Generating solar energy to recharge electric vehicle batteries is a far more efficient use of land than growing ethanol crops for blended fuel in India.
Matching the distance driven by EVs recharged from one hectare of solar generation would require ethanol derived from up to 251 hectares of sugar cane or 187 hectares of maize.
Large-scale diversion of agricultural land for ethanol blending conflicts with other key priorities for food production, water use and renewable energy adoption.
A re-evaluation of the ethanol-blending policy and alternatives is needed urgently, given that India's 2025 target for 20% ethanol blending in petrol requires large increases in ethanol crops from sugar and grains.

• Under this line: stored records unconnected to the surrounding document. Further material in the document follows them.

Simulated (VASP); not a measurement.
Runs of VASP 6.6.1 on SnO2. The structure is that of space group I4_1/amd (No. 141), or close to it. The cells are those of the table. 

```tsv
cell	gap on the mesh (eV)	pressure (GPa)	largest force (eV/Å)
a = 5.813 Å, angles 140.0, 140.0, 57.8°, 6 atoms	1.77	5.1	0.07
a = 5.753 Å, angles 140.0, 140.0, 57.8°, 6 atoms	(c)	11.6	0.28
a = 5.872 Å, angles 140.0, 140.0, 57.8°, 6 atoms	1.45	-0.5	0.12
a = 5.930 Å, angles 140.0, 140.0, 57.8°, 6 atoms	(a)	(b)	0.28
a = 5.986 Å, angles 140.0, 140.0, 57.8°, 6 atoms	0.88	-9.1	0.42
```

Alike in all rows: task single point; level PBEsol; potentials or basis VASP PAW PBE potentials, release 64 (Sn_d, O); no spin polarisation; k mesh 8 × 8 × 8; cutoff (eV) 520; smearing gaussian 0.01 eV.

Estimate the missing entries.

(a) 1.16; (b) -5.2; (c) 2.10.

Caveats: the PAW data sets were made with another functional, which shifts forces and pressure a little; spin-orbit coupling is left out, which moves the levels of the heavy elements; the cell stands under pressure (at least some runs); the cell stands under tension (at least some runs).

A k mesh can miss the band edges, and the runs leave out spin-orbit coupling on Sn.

India’s ambitious plans to bring forward the E20 ethanol-blending target to 2025, outlined in the 2021 Ethanol Roadmap, are aimed at reducing air pollution and emissions, supporting domestic agricultural demand, and reducing the drain on India’s foreign exchange by limiting oil imports. These laudable goals have nevertheless raised concerns about the long-term consequences on water use, food security and sugar exports as well as claims that the impact on pollution will be modest. This report examines a related concern that has not been addressed previously, namely the efficiency of land use and the quantity of land diversion that the policy implies. Analyses of these, and an alternative approach – enhancing goals for electric vehicle (EV) uptake – show that:
The scale and speed of India’s ethanol blending plans should be critically reviewed with efficient land use as an important consideration.
Further measures to underwrite ethanol-blending infrastructure and promote blended fuel use should be paused pending the outcomes of such a review, along with evaluation of new evidence questioning the claimed emissions benefits of blended fuels.
The option of enhancing India’s EV adoption strategy as an alternative to further promotion of blended fuel should be actively and promptly considered.